A picture may be worth a thousand words, but sometimes that’s not enough.
While working on his new book, “Fotohistorias,” Ricardo Gomez found that the stories behind the pictures are often what truly give them meaning.
Gomez and co-author Sara Vannini loaned cameras to about 40 people and asked them to choose pictures that best represent their experience as migrants. They then spoke to their subjects about the pictures they chose.
“By holding the conversation about the picture, it’s kind of a shortcut to the soul, a way to talk about deep, profound things in a way that would be a lot more difficult to talk about otherwise,” Gomez says.

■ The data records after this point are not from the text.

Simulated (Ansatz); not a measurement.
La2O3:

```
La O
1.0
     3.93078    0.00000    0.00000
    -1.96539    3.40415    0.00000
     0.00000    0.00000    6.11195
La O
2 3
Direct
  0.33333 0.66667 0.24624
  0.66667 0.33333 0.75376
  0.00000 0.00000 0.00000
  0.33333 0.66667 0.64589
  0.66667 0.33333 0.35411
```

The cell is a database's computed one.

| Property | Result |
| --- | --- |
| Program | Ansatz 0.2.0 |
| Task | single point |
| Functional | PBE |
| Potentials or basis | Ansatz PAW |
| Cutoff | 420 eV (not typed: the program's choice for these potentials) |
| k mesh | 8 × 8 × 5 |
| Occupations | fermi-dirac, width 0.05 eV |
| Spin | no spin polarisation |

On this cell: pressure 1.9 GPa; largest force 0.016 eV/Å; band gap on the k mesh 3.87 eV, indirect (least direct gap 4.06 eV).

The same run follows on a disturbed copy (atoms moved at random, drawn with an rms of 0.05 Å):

The result is 350-plus pages of first-hand accounts and images from migrants in Seattle, at the U.S.-Mexico border, and in Colombia. The immigrant experience is an area of keen interest for Gomez, an associate professor at the University of Washington Information School. Much of his research has focused on the sharing and use of information among migrant populations, including how they use computers, mobile phones, and social networks.
“The book is a way of honoring the work of the Hispanic migrants I had been working with over the past few years doing research, but in a way that gave more voice to their voice,” Gomez says. “We valued their voice and their experience, and not just their voice, but their images, so seeing the world through their own eyes.”
Gomez tells the story of a young man pictured in front of a ramshackle home in Cali, Colombia, with trash he had collected to recycle. Where others might see hopeless poverty in the photo, the man saw it as a point of pride. It was a symbol of the fact that he could make money from recycling to feed his family.
“Many times, the conversation about the picture is not about the picture itself, it’s about the feeling that it evokes, the memories, the world view,” Gomez says. “It’s about what that picture evokes in the person, and that’s a very profound story.”
Participants are identified only by first names, and the faces of many are masked in the book to shield their identities. Their immigration status is not questioned.
“We don’t ask whether the people who are participating have legal documents. They’re human beings, they’re here, trying to make a living for themselves.”
The book steers away from academic conventions, focusing instead on the pictures and words of the migrants themselves, written in English and Spanish. Gomez’s hope is that the book puts a human face on people whose fate is a contentious political issue, giving people an understanding of the experience of those who leave their homes in search of a better life in the United States.
All proceeds from the book, published directly through Amazon, will go to support Casa Latina, which provides training, information and support to Latino immigrants living and working in the Seattle area.
At the end of the book, Gomez, a native of Colombia, turns the camera on himself.
“I’m a migrant, too,” he said. “I had a piece of paper who allowed me to do it legally, and I had the language and the education and the credentials. My experience was very different from theirs, yet I feel many of the same questions of ‘What is home?’ and ‘What is my identity?’
“The fact that we’re all migrants puts us all, in different ways, in the same boat.”